Tell No One

Tell No One (2012)

Everything in Mattia’s world seems to be telling him to not come out.  But when it comes to moving forward with his boyfriend or not disappointing his family, which will he choose?

Synopsis: Mattia is about to move to Spain to live with his boyfriend, Eduard.  When his family has a dinner for him to say goodbye, Eduard surprises Mattia saying he’s coming to see him and meet his parents.  The problem is that, contrary to Eduard’s belief, Mattia isn’t out to his family.

Many coming out films, especially more recent ones, have a slight problem.  Often, we see a protagonist who is afraid to come out to someone – generally parents.  But in some films, we never seem to know why they are anxious.  The parents are loving and supportive of everything the child does, and we don’t have a good explanation why the son or daughter doesn’t see that.  Not the case in Tell No One.

I like the fact that there is a background to why Mattia doesn’t want to come out to his parents.  I felt like his entire experience and the whole movie was telling him to not tell them.  (I suppose the title of the film was speaking to Mattia).  From his dad yelling faggot at a passerby to his mom talking about the poor people at the Gay Pride parade, there was plenty to tell Mattia they wouldn’t react well.

Even his sister had talked about how perfect Mattia is in his parents’ eyes.  He always did well in school, did the right things…  He didn’t want to change how they thought of him.

In older coming of age films, the environment in which LGBT people lived was enough to explain why they didn’t want to come out or why it was scary.  There are still films in other countries where the atmosphere is of intolerance (or worse), and in those cases the protagonist’s fear of coming out is understood.  In 2012 Italy it is still more difficult to be out than in other European countries; however, the film does a very good job of building up Mattia’s apprehension.

Coming out for the first time in a situation where you think you’re afraid of rejection can be almost tortuous.  The scenes where Mattia was attempting to come out convey those emotions very well.  The film takes time to focus on Mattia’s feelings in the moment and even seems to hasten the pace that things around him are happening, all the while imparting the almost slow motion of Mattia’s experience.
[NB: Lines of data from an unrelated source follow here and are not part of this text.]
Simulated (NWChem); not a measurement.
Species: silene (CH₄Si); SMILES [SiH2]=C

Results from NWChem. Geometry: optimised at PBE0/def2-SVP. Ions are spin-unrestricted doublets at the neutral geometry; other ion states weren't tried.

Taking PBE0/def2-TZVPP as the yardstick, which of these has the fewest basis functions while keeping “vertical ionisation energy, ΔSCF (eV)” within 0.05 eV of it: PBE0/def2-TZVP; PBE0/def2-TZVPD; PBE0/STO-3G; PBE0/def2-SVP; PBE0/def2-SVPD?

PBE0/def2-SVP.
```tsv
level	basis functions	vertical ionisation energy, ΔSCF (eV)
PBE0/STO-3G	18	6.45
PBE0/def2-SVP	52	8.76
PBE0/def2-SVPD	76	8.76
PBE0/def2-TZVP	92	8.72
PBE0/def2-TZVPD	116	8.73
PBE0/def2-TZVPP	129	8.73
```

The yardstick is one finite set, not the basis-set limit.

I love metaphors in movies, and an obvious one here is Mattia being called Peter Pan at a drag show when he seems to have forgotten his name.  Of course, Peter Pan is the boy who never grew up and represented youth and escapism.  This is a direct tie to Mattia’s storyline as he doesn’t want to grow up.  He wants to always be what he was to his parents, and although circumstances seem to tell him to stay closeted each occurrence is an excuse.  The drag queen later says that she sees Mattia perhaps more as a Tinkerbell which carries further metaphor for him.

It’s also nice to have some surprises in a film, and this story has one.  It’s not a huge, earth-shattering thing, but it’s a welcome moment.  I also enjoyed the ending all the way through the credits which was a nice touch.

The only constructive things that I would say are that the movie jumped around a bit.  I’m not sure if it was because I don’t speak Italian (a shame) that I was confused a few times as to what/when I was watching.  Generally, after the time jump, I understood what had happened.  Also, the subtitles were delayed to the point where the next person was talking and it just started to show what the original speaker was saying.

Overall, I found this to be an enjoyable movie with a likable main character, good character and story development, and well filmed.  Remember if you want to tell someone something, don’t wait 25 years.